En Primeur. Two words guaranteed to send the eyebrows of any not-particularly-into-wine person leaping northwards. They either don’t know what it is, but know that it’s foreign, and therefore unforgiveably – and this word is going to crop up a few times today, in various forms – poncey, or they kind of know what it is, and believe it’s a ludicrous mechanism for allowing bankers to acquire Chateau Lafite by the pallet, and therefore unforgiveably poncey. There’s probably a decent chunk of actually-quite-into-wine people who think the second definition isn’t far off the mark. But there’s another en primeur market, far removed from that in first-growth claret, which allows price-conscious punters to snaffle great wine at great prices.

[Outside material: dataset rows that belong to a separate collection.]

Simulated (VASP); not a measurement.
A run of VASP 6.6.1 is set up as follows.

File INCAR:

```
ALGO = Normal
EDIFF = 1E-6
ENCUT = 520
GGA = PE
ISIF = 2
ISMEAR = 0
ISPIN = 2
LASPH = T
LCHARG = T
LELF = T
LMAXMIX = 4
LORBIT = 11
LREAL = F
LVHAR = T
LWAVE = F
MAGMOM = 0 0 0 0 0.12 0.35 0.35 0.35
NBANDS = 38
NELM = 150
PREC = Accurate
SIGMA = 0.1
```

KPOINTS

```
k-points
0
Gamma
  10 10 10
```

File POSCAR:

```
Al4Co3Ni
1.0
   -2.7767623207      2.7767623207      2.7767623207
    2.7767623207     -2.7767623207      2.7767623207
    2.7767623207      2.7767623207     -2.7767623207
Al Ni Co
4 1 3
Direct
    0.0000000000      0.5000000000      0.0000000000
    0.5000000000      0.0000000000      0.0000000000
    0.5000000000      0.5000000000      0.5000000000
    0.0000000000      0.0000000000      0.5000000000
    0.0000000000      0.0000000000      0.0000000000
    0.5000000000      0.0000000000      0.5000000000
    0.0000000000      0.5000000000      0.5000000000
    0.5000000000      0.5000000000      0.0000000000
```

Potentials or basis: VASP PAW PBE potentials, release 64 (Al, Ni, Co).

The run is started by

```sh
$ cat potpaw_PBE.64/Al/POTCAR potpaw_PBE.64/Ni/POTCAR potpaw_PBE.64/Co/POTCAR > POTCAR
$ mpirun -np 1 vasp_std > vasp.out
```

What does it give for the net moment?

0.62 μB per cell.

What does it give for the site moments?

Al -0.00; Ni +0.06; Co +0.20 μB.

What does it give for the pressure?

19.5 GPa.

The wine above is one that worked out for me. It’s a Rasteau, an area in the Southern Rhone producing red wine using lots of grenache and bits and pieces of other grapes, from the 2005 vintage, and cost me £68 for a dozen back in the day. When it arrived in the country I paid a further £30.72 in duty and tax. The mathematicians among you will confirm that it worked out at £98.72 for the case, or a smidgeon under £8.23 a bottle, which included delivery. And it’s now delicious – fruity, herby, deep and, although the alcohol does tip the scales at 15% abv, entirely harmonious. It matched absolutely perfectly with braised beef and a dark, wintry Sunday night spent entirely indoors (I do find that grenache-based wines so often work heroically well on chilly Sunday evenings, all the more so if the wind is assaulting the walls and windows while you sip it).
What’s certain is that this is nobody’s eight-quid wine, its value certainly closer to the £16 that recent vintages cost where you can find them (the 2011 will soon be available from Waitrose online and from five actual physical branches (there are 291 branches of Waitrose, so there’s a 1.7% chance of you finding it in your local) at £15.99). If you’d bought that vintage en primeur – and the Wine Society offers it every year – it would have worked out at around £11 a bottle, effectively a 30% discount for advance purchase (though at some point, when Waitrose do their 20% off all wine sale, this will presumably be up for grabs for £12.80, whereupon it would be one of their better deals).
Escaravailles – named after the scarab beetle that decorates their labels – are in my experience pretty trustworthy producer, and you sometimes see their top Rasteau, Heritage 1924, the basic Rasteau or the excellent white Côtes du Rhône La Galopine, all of them worth your attention if you come across them. But I should make clear that bargains aren’t guaranteed when you dabble en primeur: you may one day find your wine in someone’s bin-end sale for less than you paid or, worse, you may find that you actually don’t like the wine very much when it comes to drinking it – after all, it’s six years since I bought this wine, and tastes change. The latter problem can also occur if you buy much more expensive wines, compared with which these bottom-end en primeur offerings represent an enjoyable and really pretty low-risk punt, and presents you at the end with a wine that a) didn’t cost very much, and b) you paid for so long ago that it now basically feels free.
And yes, one of the reasons I chose to gamble on this wine rather than any other was the very vaguely amusing name. As the Oxford English Dictionary explains:
British informal, noun
1 derogatory, an effeminate man.
2 a man who lives off a prostitute’s earnings.
behave in an affected or ineffectual way:
I ponced around in front of the mirror
ponce something up
make overly elaborate and unnecessary changes to something in an attempt to improve it:
they would not let the food alone, they had to ponce it up in some way or other
Sadly ponce means something significantly less amusing if you’re French: that humdrum igneous rock, pumice. But while we’re on the subject of pathetic childish wine-comedy, the other day I went to a trade tasting (Waitrose, of which more another time) that featured an Alsatian pinot gris made by someone called Patrick le B’stard, which was enough to get me chuckling (sometimes it doesn’t take much). In case you want to try the B’stard wine, it’s the Cave de Beblenheim Pinot Gris reserve 2012, available from Waitrose for £9.99, and it’s pretty good: round, full and quite savoury given that the equivalent of 8.5 grams, or just over two teaspoons, of sugar lurk in each bottle. It tasted like it would taste significantly better with some food, perhaps something rich and fishy, or something Thai or even Indian, than it did on its own.
Meanwhile, many of the 2012 Rhone en primeur offers will go out in the next month or so, while The Wine Society and Berry Bros will follow in the new year. They say it’s a good vintage, particularly in the south … perhaps it’s time for another case of the Ponce?